With yet another attempt to reform the National Security Agency up for debate on Capitol Hill this month, 29 writers, including Dave Eggers and Edward Albee, wrote an open letter to Congress last week, outlining their concerns with some of the NSA’s surveillance programs and calling on lawmakers to act quickly to pass “meaningful reform.”

The letter, written in cooperation with the PEN American Center, follows other efforts from the writers advocacy and education group, which has become a vocal presence in the debate on national surveillance following the leaks from former national security contractor Edward Snowden. Last year, the group conducted a a study of the effects the Snowden leaks were having on freedom of expression and found nearly a quarter of authors were self-censoring — avoiding writing or talking about certain topics — due to surveillance fears.

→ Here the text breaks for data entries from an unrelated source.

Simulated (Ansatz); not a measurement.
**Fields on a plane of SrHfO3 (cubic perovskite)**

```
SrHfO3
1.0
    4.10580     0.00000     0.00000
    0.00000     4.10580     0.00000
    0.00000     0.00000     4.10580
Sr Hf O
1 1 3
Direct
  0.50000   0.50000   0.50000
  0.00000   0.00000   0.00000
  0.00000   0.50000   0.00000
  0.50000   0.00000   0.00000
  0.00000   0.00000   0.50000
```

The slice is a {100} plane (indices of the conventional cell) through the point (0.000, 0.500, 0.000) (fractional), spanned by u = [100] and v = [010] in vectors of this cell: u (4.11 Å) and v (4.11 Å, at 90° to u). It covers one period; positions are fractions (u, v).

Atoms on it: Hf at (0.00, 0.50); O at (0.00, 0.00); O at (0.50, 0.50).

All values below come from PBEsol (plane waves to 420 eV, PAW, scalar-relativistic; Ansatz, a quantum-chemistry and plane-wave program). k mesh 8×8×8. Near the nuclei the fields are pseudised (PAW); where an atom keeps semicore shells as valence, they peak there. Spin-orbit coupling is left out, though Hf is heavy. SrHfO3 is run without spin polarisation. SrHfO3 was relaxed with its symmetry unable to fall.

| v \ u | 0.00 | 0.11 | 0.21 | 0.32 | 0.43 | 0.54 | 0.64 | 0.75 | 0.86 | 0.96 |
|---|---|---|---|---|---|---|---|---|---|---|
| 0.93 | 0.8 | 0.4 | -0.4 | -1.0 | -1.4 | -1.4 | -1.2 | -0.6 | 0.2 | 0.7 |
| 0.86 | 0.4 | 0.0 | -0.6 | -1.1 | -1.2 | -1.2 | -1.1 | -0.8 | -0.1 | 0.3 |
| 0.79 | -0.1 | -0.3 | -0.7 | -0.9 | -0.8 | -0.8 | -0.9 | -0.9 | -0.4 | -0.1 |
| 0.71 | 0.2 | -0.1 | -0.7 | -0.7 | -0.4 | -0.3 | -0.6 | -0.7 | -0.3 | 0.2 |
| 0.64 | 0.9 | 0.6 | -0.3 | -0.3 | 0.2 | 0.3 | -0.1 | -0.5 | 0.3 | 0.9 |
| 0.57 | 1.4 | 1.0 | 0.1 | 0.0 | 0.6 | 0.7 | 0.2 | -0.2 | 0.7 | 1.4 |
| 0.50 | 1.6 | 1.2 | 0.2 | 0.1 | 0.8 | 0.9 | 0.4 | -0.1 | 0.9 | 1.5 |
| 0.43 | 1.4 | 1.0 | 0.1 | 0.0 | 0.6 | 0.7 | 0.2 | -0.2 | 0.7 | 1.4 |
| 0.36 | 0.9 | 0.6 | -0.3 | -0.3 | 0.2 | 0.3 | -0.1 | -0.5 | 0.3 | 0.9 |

Suzanne Nossel, executive director of PEN American Center, spoke with The Washington Post about the group’s letter, its advocacy on this issue and the role Nossel believes writers must play in discussions about surveillance. The following conversation has been edited for length and clarity.

Why do you think it’s important for PEN America — and writers in general — to speak out on this issue? And what advocacy have you done on this issue to this point?

Suzanne Nossel: This not a new issue for us. One of the early leaders of PEN was Arthur Miller, who was surveilled by the FBI and called before the House Un-American Activities Committee. We already had a concern as an organization that had a lot of concern about global work, looking at threatened and vulnerable writers overseas. Now we’ve learned that a far greater swatch of writers’ communications, e-mails and research can be swept up through dragnet surveillance.Over the last year, we’ve become very concerned about mass surveillance and dragnet surveillance that we’ve all learned is going on in our in-boxes, on our phone lines and in everyday communications.

We have stepped up efforts this year, believing that this is the last realistic chance for NSA reform in the current Congress. The window is closing quickly, so we wanted to put the voice of important writers into this debate. We’ve been speaking as advocates, but we thought that it was important to have the writers that so many Americans know and love and read show they really are concerned about this issue.

We feel writers are the canaries in the coal mine. If their rights are impinged upon, they feel it first and most acutely because they rely on free expression to do their jobs.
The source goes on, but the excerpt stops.